You say at the top of the film that you won't show the beheading, but there are tough images nonetheless. Did it seem obvious to you how gruesome you’d let the footage become?
It was never obvious. It was a constant discussion and evolution of what I wanted to show and what was important to show as we developed the narrative. At first, I didn’t want to show anything from the video of Jim in the orange jumpsuit. The war footage I definitely wanted to show because that’s what he was doing.
The great thing is, one of my writers and the editor didn’t know Jim, so it was like this perspective that kept me in line with what’s good for the narrative, as opposed to what I want to show because he’s my friend. You want to say, “Oh, it’s that guy, the journalist who was beheaded in Syria.” But you have to show that image because that’s how everybody knows who James Foley was. The idea of not showing the image quickly went out the door. And then, as we developed the story and it became what it was, when we ultimately get to that moment of Jim’s death, that was a really difficult sequence to edit. What are we going to show? Is it necessary? This is a piece of propaganda video. This is a recruitment video for ISIS, so you run a really difficult line between exploitation versus narrative, and I think ultimately what I ended up realizing was the whole idea of this film was to recontextualize the video. Take it away from its intended purpose and twist it so Jim owns it, because once you understand who Jim was as a person, I believe, it’s no longer this symbol of propaganda. When you see Jim in that element, you see that total resolve and what he endured. Now I feel like that’s his moment. It’s not ISIS’s moment. That was the end of his life, but it means something much bigger now than just a politically fueled image.

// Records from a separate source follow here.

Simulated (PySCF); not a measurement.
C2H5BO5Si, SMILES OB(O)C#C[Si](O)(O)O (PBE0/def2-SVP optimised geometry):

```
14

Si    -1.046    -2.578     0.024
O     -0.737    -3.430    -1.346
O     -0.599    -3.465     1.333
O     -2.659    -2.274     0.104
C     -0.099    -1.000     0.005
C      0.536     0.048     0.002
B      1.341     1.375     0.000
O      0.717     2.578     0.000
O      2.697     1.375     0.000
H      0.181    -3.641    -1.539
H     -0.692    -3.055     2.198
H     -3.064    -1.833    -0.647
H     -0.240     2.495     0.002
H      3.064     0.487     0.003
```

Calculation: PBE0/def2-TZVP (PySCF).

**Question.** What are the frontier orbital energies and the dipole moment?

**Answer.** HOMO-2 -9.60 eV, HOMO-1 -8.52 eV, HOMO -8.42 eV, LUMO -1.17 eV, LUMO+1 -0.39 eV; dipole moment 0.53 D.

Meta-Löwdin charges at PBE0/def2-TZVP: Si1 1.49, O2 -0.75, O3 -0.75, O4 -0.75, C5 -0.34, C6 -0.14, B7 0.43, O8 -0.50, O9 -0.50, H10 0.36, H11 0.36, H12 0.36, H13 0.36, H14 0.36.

Before making this movie, would you have called yourself a political person?
Has it made you more political?
I would say yeah, definitely. The film is purposefully apolitical for a number of reasons. There are so many political issues this film brings up, and I don’t really like films that just kind of kiss something. You can’t just say, “Oh, totalitarianism, ” and then just move on. There’s government hostage policy. Do we bomb ISIS? What do we do with the Syrian government and their regime? Do we pay a ransom? Our government launched a raid at one point to rescue the prisoners, which has since been declassified. It was unsuccessful - they were too late, and there’s a lot of backstory to this. The criticisms that we get for the film are that it’s not political enough, like, “Oh, it’s dishonest because it’s not talking about these things.” But that’s not dishonesty.
It’s the story you chose to tell. The movie could have been strictly about global politics.
You could make any kind of movie, but I’m not about to get into any of those topics because I don’t have the time to go over them, and then once I do, then you lose Jim. But, at the same time, what I like about the film, and what I learned - and this wasn’t intentional - was that Jim’s story was just this story of this one guy, but the political issues that percolate to the surface are huge, especially now. The Syrian refugee crisis is the biggest refugee crisis since World War II, and Jim was there telling stories about that, like European hostage policy versus American hostage policy. Then there’s humanity, and good versus evil, and all these things that come up. I feel that's more powerful than me saying, “This is what you should be thinking” or “This is what the government should be doing.” I’m not in a position to say that. Jim would hate that, too - he wouldn’t want me to be political like that. But go ahead and sit in a bar with your buddies for three hours and talk about it. I think the film brings those things to the surface, which is great.
There’s going to be conspiracy theorists wherever you go. I learned this lesson when I did a film on the national debt, called “I.O.U.S.A.” One of the guys in that film was a former U.S. comptroller, David Walker. The film came out, and people were saying it was this and people were saying it was that, and the director was all concerned. And David said, from a very political standpoint, “Listen, all you have to do is focus on the 70 percent.” I said, “What does that mean?” He said, “There’s 15 percent of people on the left and there’s 15 percent of people on the right that have very extreme views. Focus on the 70 percent in the middle because the 15 percent on the left and the 15 percent on the right, you’re never going to reach them. No matter what you do, you’re never going to change their minds or satisfy their desires." Whether it’s conspiracy theorists or people saying this is a fake video, it’s not worth my time. It’s all bullshit. I don’t know if you want to print that, but it’s true.
How much time did you spend with each of Jim’s family members?
I did two interviews with Diane, Jim’s mother, and I did one interview with everybody else. They lasted anywhere from two and a half to four hours. This was the first time I’ve ever done long-form interviewing. My approach was to spend the morning with them. We’d get breakfast and tea and chat. I already knew them, but I wanted to spend time with them.
Without cameras rolling?
No cameras. And then we’d have lunch, and then sit down and do the interview later in the day. Even when I met with [journalists Daniel and Pierre and Didier and Nicolas], I was comfortable. I brought Michael and Katy, Jim's two siblings, to France with me to do those interviews. Diane had put me in touch with them, so there's an immediate comfort factor. These were Jim’s friends. It was nice because they knew I wasn’t there for some agenda-driven angle. I was just Jim’s friend making a documentary. That really helped me out.